The phrase ‘remote watering’ takes on a new meaning on Duane Kent’s farm.
Kent lives in Beiseker (northeast of Calgary) but also has a four-quarter pasture more than 500 kilometres away in Biggar, Sask.
The site has no natural surface water and it would cost $30,000 to bring in electrical power. So he relies on a solar-powered stationary waterer to service the 100 cow-calf pairs he runs on a two-paddock rotational grazing system.
“It’s been fairly reliable,” said Kent. “You’ve got to realize it’s not a walk-away system. You do have to pay attention to it, but at the cost, we couldn’t even begin to run power there.”
The well and piping were already in place when he bought the land, but the previous owners were at the mercy of their water pump. It only kicked in when trough levels were low and meant that water ran out quickly in the case of a problem.
Kent has since added 3,000 gallons of storage on site, enough for a one-day grace period should he need to make the drive. He’s also strategically placed cameras on the pasture and synced the water system controls to his smartphone.
“One issue that we ran into is if we get too much solar, the pump doesn’t like too high of voltage and it would lock up,” he said.
The problem is quickly fixed by turning the pump off and on — save for the fact it’s in another province.
“A five-hour drive to take 10 seconds to flip the switch on and off is not a lot of fun,” said Kent. “Now, this season, we’ve added a control system that has relays I can control over the internet.”

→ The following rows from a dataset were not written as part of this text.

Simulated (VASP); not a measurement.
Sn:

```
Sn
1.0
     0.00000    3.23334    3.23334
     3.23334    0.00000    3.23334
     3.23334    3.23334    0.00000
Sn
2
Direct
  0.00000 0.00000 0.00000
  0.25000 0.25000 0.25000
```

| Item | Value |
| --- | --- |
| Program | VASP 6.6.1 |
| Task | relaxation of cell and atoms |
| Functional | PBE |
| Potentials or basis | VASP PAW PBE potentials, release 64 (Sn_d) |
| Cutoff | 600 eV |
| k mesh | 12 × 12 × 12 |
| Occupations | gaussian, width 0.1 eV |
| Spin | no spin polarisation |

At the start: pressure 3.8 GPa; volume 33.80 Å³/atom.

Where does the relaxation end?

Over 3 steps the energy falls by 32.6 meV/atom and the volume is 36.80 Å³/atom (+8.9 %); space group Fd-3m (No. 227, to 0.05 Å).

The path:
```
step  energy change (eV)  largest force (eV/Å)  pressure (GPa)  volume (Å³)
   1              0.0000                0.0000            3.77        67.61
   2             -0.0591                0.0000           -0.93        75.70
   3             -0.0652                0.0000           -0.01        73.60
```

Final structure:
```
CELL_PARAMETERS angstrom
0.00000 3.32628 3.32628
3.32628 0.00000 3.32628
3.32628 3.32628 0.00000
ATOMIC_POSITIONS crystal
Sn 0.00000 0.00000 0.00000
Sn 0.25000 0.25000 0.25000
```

Solar panels have also seen an upgrade this year. The system previously had 12 panels producing up to 750 watts but improved solar technology has allowed him to swap those dozen panels for just four (which produce 1,000 watts). The change will help deal with those hot but cloudy days when demand for water is high and solar energy is low, he said.
A battery backup was also added this year and is able to run the system for two days without sunlight.
“The nice thing about the well is we’re not worried about water quality,” Kent said. “This year was bad. There were a lot of dry areas and salt in the water in the dugouts and that became pretty bad.”
In fact, for some it was tragic. Poor dugout water quality is believed to have killed more than 200 cattle (worth $300,000) in southern Saskatchewan in July. The deaths occurred at the height of this summer’s drought. Tests found the water contained lethal levels of sulphate and high levels of dissolved solids.